Friday, January 29, 2010

The development of science


Above is a picture of the great geologist, Sir Charles Lyell. Darwin took his Principles of Geology with him on his voyage on the Beagle.



Before Darwin
In the early 19th century science was widely considered to be a branch of philosophy. William Paley’s Natural History argued that a divine providence had created the universe and presided over human affairs. There was no conflict between science and the Bible. But during the century some scientists mounted a cultural war against religion.

As early as the 1830s the view that science and religion were compatible was challenged by the Frenchman, Auguste Comte’s creed of positivism. He argued that human development followed three states: (1) a ‘theological’ state where human beings interpret natural forces through animist beliefs, gods or a single divinity, (2) a ‘metaphysical’ state in which people explain the world through abstractions like nature or progress, (3) a ‘scientific’ or ‘positive’ state in which humans simply try to discover the immediate causes of phenomena and the scientific laws which govern them through the application of reason and observation. In positivist thought, science would become the ultimate bases for the reorganization of society and provide human ethics with its moral basis. These ideas were to be enormously influential at the end of the nineteenth century.

Paley’s views also came under attack from the findings of geology, notably in Britain and France. Following James Hutton’s Theory of the Earth (1795) and the foundation of the Geological Society in 1807, geology became ‘the science of the day’ between 1820 and 1840. The British Association for the Advancement of Science was founded in 1831 with the twofold purpose of increasing public interest in useful knowledge and inspiring scientific discovery.

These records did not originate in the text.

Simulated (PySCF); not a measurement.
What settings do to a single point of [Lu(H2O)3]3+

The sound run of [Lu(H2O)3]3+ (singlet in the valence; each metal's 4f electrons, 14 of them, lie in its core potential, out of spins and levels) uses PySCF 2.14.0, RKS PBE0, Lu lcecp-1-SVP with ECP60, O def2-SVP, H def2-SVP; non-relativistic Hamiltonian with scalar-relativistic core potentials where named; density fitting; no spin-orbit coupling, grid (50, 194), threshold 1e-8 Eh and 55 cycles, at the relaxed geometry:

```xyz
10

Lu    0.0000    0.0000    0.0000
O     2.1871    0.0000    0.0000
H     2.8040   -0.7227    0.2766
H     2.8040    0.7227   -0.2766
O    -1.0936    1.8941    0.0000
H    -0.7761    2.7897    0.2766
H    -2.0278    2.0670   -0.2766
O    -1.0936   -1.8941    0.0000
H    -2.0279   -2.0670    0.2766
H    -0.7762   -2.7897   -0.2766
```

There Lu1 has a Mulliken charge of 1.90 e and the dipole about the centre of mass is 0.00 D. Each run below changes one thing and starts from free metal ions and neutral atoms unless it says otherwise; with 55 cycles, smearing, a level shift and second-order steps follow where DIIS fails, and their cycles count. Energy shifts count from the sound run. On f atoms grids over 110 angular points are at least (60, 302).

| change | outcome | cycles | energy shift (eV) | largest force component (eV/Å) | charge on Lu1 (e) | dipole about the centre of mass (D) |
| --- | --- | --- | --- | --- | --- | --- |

The pioneer of the new approach to interpreting fossils was the Frenchman, Georges, Baron Cuvier (1769-1832), who had served in the Revolutionary army. It was he who identified the mammoth and the mastodon. His studies suggested that entire species had been wiped off the face of the earth by catastrophes. This opened the problem of why and how extinction had occurred.

In 1811 and 1812 two Dorset children, Joseph and Mary Anning discovered on the beach at Lyme Regis the skeleton of a huge unknown creature, later named Ichthyosaurus by the Keeper of Natural History at the British Museum. Mary Anning was to become one of the most celebrated dinosaur collectors.

Another child, Gideon Mantell (1790-1852), while exploring the South Downs uncovered ammonites ‘like the fabled form of Jupiter Ammon’. He later trained as a doctor and in his spare time carried on with his geological studies. The most remarkable feature of his studies was the sheer size of the beasts that apparently once roamed the earth. In 1824 Mantell was admitted to the Royal Society. He had identified a new herbivorous lizard and the new species was named Iguanodon.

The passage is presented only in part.